Three Quarries in or near the Parish of Ruardean (General)

by dwdavis @, Vancouver, Sunday, January 31, 2016, 06:40 (3220 days ago) @ Jefff

Jeff,
Your prompt, detailed and useful response to my query is very much appreciated. I am working my way through the links and learning from them. I appreciate your sound advice about what can be expected when exploring a landscape more than two hundred years after three small quarries were worked with the relatively simple tools of the later eighteenth century. I enjoyed a visit to the Geomap shortly after it opened and know that the three quarries I am particularly interested in were not among the 49 major quarries portrayed there. That project, though, did whet my appetite to learn more about the geology of the Forest of Dean.

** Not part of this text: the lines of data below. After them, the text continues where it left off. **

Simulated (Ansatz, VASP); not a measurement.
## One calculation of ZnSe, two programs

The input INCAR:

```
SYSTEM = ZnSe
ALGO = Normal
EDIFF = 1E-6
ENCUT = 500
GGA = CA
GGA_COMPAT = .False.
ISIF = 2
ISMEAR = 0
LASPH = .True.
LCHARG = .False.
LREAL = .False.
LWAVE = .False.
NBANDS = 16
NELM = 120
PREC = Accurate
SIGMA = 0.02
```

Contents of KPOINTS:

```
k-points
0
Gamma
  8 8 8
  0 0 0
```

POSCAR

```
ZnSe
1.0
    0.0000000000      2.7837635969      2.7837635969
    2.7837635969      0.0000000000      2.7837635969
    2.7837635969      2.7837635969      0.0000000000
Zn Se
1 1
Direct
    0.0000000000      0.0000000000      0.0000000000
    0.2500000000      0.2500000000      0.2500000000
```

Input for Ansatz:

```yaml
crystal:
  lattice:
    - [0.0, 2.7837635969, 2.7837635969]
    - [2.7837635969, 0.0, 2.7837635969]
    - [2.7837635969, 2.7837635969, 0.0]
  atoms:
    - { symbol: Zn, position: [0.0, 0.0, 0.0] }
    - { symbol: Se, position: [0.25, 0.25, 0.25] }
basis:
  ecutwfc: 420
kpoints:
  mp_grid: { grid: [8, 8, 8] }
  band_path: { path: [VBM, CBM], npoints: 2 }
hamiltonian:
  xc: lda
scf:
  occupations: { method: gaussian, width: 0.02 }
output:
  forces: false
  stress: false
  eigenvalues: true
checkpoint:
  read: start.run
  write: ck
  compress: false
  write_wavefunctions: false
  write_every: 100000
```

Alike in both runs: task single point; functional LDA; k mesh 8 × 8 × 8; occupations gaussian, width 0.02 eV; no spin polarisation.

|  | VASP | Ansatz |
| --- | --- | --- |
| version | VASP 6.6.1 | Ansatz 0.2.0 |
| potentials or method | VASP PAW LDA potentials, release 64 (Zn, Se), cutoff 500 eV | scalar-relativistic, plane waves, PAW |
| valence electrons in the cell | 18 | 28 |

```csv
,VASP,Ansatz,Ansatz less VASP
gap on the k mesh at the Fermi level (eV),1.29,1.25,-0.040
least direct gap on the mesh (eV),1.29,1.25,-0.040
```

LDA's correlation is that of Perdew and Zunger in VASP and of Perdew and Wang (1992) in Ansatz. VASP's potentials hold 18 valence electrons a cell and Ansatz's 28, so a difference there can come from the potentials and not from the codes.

I am currently rereading the 1942 survey which provides some encouragement that those slopes above and below and over the rise from Varnister will reveal some traces of what a Varnister quarryman might be walking to and from in a long day's work. Your point that the terrain may be overgrown or much exploited in later times making it challenging to pinpoint the small operations carried out prior to and presumably after 1793. The late William Dreghorn's Geology Explained in the Forest of Dean and Wye Valley with its fine illustrations and cross-sections of the Ruardean area have been helpful in demystifying those strata and suggesting just what the Bradley quarrymen would likely have been cutting, wedging, crowbarring and hauling out of the hillside.

I am sorry not to have met Eric Morris. It would have been fascinating to learn first-hand from him about his experiences in working an Aston Bridge quarry all these years later. Thank you again Jeff for opening doors for us. This is a most helpful start to our preparations for quarry hunting in the Forest later this year.